Activia yogurt

Danone (known in the USA as Dannon) makes high-quality yogurts. It’s a big company that plays by the rules.

I was surprised to read, buried in a press release on a promising first quarter, that Danone had withdrawn requests pending before a European authority to make health claims about two of its dairy products.

EFSA is the European Food Safety Authority. EFSA “was set up in January 2002, following a series of food crises in the late 1990s” as an impartial, pan-EU regulatory agency. One of EFSA’s missions is to review nutrition and health claims.

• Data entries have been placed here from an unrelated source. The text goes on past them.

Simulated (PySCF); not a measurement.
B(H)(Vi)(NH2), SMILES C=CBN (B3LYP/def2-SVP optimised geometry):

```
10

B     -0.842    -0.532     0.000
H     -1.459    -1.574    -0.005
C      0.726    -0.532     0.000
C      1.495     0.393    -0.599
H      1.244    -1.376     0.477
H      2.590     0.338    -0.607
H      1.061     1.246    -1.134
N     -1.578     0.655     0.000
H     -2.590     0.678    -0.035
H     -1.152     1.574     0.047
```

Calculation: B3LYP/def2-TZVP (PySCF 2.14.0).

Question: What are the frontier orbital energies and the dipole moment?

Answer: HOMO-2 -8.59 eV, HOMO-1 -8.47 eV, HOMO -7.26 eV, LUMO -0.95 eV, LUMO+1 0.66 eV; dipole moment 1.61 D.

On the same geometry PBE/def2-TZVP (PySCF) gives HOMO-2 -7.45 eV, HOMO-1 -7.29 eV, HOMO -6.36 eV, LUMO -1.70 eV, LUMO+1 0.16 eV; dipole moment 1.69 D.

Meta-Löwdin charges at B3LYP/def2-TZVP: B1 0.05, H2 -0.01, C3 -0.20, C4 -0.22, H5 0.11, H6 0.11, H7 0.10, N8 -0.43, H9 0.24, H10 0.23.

Danone is committed to “nutriceuticals” or “probiotics” and has a history of making claims about health, or that suggest healthiness:

Bio brand yogurt

  • A line of dairy products was long named “Bio”. In French, “bio” is shorthand for “organic”. Danone’s product was not organic. The producer said the name was derived from “bios”, Greek for “life”. But why wasn’t the name then “bios”, and why was the product name was displayed on a green background?
  • Danone subsequently chose a new name for the Bio line: “Activia”. In the name, there’s “via”, “life”. Much of the product advertising has centered around “feeling better” and improved digestion.
  • Danone also introduced “Actimel”, a drinkable fermented milk product. Actimel is compared to a “fortifier” in French product advertising.

Actimel product

Danone has withdrawn its applications to make health claims about Activia and Actimel before the EFSA because, the company says, the regulator’s criteria are “unclear”.

I’m torn: I’d prefer straightfoward health claims to veiled allusions (which is how I’ve understood Danone’s past product advertising), but I’d want a European regulator to apply strict rules on health claims (such as vegetable sterols that help manage cholesterol). I’m not sure whether or how the two aims can be reconciled.